Lecture 8 Flashcards
Big Data
Data that cannot be stored and processed on a singled device.
2 aspects of big data
- Distributed storage (Distributed File Systems / Sharing)
- Distributed processing (and handling derived data)
Processing on Big-Data
Not as easy as writing an SQL Query and expecting fast results
- Exploration
- Analytics
- Processing
- Publishing
Database architecture
Used by management to monitor business performance.
- Dashboard are built once in software based on information needs.
- View
(Rest API / SDK) - Controller
(Database API / SQL) - Model / DB
(Database API / SQL) - Power BI, etc
Data warehousing
Collecting data for reporting purposes.
- Make static snapshots to send to a central data warehouse.
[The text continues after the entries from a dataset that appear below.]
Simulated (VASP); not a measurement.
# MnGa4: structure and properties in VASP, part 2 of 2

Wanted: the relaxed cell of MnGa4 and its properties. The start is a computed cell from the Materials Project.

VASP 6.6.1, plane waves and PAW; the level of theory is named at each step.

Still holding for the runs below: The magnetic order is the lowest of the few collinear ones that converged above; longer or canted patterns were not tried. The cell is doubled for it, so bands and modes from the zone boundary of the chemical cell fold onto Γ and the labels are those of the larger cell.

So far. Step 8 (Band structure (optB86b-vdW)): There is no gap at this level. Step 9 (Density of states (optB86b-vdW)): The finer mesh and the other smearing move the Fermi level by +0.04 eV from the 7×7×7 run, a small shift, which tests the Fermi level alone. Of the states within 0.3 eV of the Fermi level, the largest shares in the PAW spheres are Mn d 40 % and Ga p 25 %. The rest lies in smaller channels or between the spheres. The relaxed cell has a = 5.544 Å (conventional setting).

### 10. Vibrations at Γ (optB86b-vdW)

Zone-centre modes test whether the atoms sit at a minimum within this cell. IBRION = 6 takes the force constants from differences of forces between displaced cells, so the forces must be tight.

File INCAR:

- Extract, transform, load (ETL)
- Staging - preparing data for reporting an integration.
- Takes load off operational systems.
- Enriches information by combining systems.
Database Architecture
- Buy bigger machines
- Effectiveness of upgrading hardware is limited and expensive
- Single point of failure
- Buy more machines
- Create replicas for instances
Data Processing
ETL to Big Data
- Relational databases
- ETL
- Big Data
- Cloud Solutions
HDFS
Hadoop Distributed File System
- Storage layer for Hadoop BigData System
- Based on Google File system
- Fault tolerant distributed file system
- Designed to turn a computing cluster (a large collection of loosely connected compute nodes) into a massively scalable pool of storage.
-Provides redundant storage for massive amounts of data
Properties of HDFS
- Made to be resilient and fail proof, when each data node writes its memory to disk data blocks, it also replicates that memory to another server.
- Data nodes can be made rack aware, since redundancy does not work when you write data to two disk drives in the same rack.
- The name node tells the data nodes where to write data.
- The name node also tells your application which data nodes hold the file.
HBASE Column Family
Column families give way to optimal sharding and compression.
Streaming Data
Imagine have to process incoming messages from:
A mmorpg where players are moving around, finding gold and loot.
Uber drivers all over a country moving around.
We need real-time processing of information.
Apache Kafka
Functions like a distributed publish-subscribe messaging system.
Apache Kafka features
- Durability
- Scalability
- High availability
- High throughput (scalable managing system)
- Distributed, reliable publish-subscribe system
- Design as message queue and implementation as a distributed log service.
Batch processing
Processing of blocks of data that have already been stored over a period of time.
- Often on disk.
- Hadoop and MapReduce
e.g processing transactions that have been performed by a financial firm in a week.
Stream
Process data in real-time as they arrive and detect conditions within a small period of time from the point of receiving the data.
- Often in memory.
- Multiple publishers.
- Concurrency
- Kafka and Spark Streaming
e.g fraud detection, social media sentiment analysis, log monitoring, analysing customer behaviour.